What information can I ask for?

You can ask to be provided with any personal data that you consider the University may hold about you on computer or in paper records accessible under the terms of Data Protection law.

If you are able to provide a description of the data (including dates and locations) this will help to speed up the process of collating your data.

It should be noted that confidential references are exempt from the UK GDPR’s provisions on the right of access. The exemption applies to the reference regardless of whether it is held by the provider or the recipient.

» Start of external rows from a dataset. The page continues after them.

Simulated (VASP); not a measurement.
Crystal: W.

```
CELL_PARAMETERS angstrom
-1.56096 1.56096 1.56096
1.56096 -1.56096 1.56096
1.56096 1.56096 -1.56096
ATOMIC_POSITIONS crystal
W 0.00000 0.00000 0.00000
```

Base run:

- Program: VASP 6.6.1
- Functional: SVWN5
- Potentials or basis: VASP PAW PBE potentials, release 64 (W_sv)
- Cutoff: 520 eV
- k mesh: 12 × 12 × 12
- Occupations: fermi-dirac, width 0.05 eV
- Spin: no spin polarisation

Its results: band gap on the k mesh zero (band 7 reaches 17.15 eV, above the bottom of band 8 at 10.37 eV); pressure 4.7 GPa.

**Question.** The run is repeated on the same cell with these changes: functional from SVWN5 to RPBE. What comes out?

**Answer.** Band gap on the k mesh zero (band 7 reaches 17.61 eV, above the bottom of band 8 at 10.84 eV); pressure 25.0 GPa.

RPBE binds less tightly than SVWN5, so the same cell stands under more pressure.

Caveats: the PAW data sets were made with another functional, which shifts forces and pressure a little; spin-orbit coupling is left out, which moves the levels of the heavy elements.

What other rights do I have?

The right under UK GDPR What it means Limitations
Articles 13 and 14 Right to information A privacy notice must be given to you when personal data is collected from you or others. There are some exemptions in the Data Protection Act 2018, for example if your personal data has to be shared for crime and taxation purposes.
Article 16 Right to rectification To have inaccurate data rectified and incomplete data completed (including by way of a supplementary statement) As long as a record shows that a record is an opinion, it is unlikely to be deemed to be inaccurate. 
Article 17 Right to erasure The right to be forgotten. The right applies in certain circumstances (for example where personal data are no longer necessary in relation to the purposes for which they were collected).  There are also some exceptions, for example where the lawful basis of the processing is to comply with a legal obligation or for a public task.
Article 18 Right to restriction The right to request the restriction of processing of contested data while its accuracy is verified.   
Article 19 Right to have others notified of rectified data Any recipients of data must be notified that the data has been rectified. Communication may not be required if it is impossible or involve disproportionate effort.
Article 20 Right to data portability To receive your personal data from one organisation in a structured, commonly used and machine readable format.   It only applies to information given directly by the data subject (not to information given by third parties) and only to processing carried out under the lawful basis of consent or contract with the data subject.
Article 21 Right to object The organisation must stop using your data It applies in limited situations including when processing is based on the public task basis (unless there are legitimate grounds to continue processing that override your interests) and where it is carried out for direct marketing purposes.
Article 22 Right not to be subjected to automated processing (including profiling) The right not to have important decisions taken about you by a computer or AI without human oversight and control.  You have a right to obtain human intervention, express your point of view and contest the decision. It applies where it is solely automated processing (including profiling) and where the decision has legal or similarly significant effects on you. It doesn’t apply if you have given explicit consent, or the decision is authorised by law or a contract with you.
Articles 77 – 82 Rights to redress Various rights to complain and obtain a remedy (including in a Court) against an organisation or the ICO.  Organisations will be exempt from liability if they prove that they are not in any way responsible for an event that caused damage.